Alan Greenspan, Fed Chairman 1987-2006. Born 1926 in New York, and still keeping busy
“I guess I should warn you. If I turn out to be particularly clear, you’ve probably misunderstood what I’ve said”
Count ‘em. Greenspan’s early campaigning work for Richard Nixon (1968) was followed by a post on Gerald Ford’s Council of Economic Advisers (1974-77), before Ronald Reagan signed him in as Fed Chairman in 1987 during his second presidential term. George H W Bush, Bill Clinton and George W Bush also kept him on. Indeed, the only president to keep him at arm’s length was Jimmy Carter.
That’s a pretty big spread of policies
It certainly is. Although he was an instinctive monetarist with Republican leanings, Greenspan could turn his hand to loose money as well as tight-money policies. His generous expansionism under Bush senior gave way to deficit reduction in the 1990s under Clinton’s Democrats, then back to expansion under Bush junior. At which point it all came disastrously unwound….
The budding musician
History might have gone a different way if the Fed Chairman had stuck to his scales. Greenspan played sax with Stan Getz and Woody Herman before studying the clarinet at the Juilliard, but he decided only with reluctance that economics and not jazz was his personal way forward. Instead, it was his fascination with the essentially libertarian ideas of his friend Ayn Rand that determined his thinking. Whatever else, Greenspan remained a firm fan of unrestricted capitalism and a practical minimum of regulatory constraints.

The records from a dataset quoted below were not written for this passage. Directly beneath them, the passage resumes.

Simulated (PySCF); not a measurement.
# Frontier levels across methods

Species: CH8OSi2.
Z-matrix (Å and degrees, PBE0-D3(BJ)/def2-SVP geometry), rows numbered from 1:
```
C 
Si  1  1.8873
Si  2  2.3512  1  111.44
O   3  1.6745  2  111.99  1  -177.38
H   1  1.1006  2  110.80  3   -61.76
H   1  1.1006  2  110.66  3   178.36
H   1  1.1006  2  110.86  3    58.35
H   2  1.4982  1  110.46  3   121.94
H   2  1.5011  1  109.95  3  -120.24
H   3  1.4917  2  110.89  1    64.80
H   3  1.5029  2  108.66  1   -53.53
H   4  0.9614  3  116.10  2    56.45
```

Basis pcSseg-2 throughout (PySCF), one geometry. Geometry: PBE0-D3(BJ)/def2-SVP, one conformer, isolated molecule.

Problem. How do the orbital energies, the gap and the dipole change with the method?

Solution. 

Greenspan’s most famous one-liner, delivered in December 1996, is also the most frequently misquoted. His very public worry was not that too much optimism had unduly escalated asset values, as was widely reported at the time – but that it might then produce unexpected and very damaging contractions. For which insight he should really have been congratulated instead of pilloried.
As indeed he would have been, if only he hadn’t then changed his mind. As the S&P rose from 700 to 1,500 in the next three years, the Chairman forgot his worries and started to collect the credit for the boom which was to end so catastrophically in 2001/01 and then peak in 2007 on a tide of easy money before plummeting again in 2008. Since when his reputation has never really recovered.
Blamed for the bust
Although Greenspan had already quit in January 2006, it was the implosion of the US subprime mortgage market in 2007 that finally destroyed his halo. It wasn’t just that Greenspan’s laisser-faire credit boom had encouraged many millions of low earners to extend their stake in the capitalist system of ownership, beyond their probable ability to pay. And it wasn’t even that the man himself had presciently talked about a 2007/2008 recession, as early as February of that year.
It was also that the ex-Fed Chairman had spent a considerable amount of time since 2004 on persuading home-owners to decouple from the traditional fixed-rate mortgages in favour of variable-rate loans. And that the subsequent rise in the fed funds rate from 1% to 5.25% in 2006 had broken a lot of backs. Time magazine subsequently declared him the third most eligible culprit for the financial crisis of 2007-2008. Oops.
A hard act to follow?
Well, that’s what the press used to think. During his latter years, Greenspan developed a sophisticated language of heavy hints about future policy trends which was clear to the cognoscenti but conveniently obscure to everyone else. It took his successor, Ben Bernanke, several years to match his sophistication. Or shall we call that, with hindsight, his tactical evasiveness?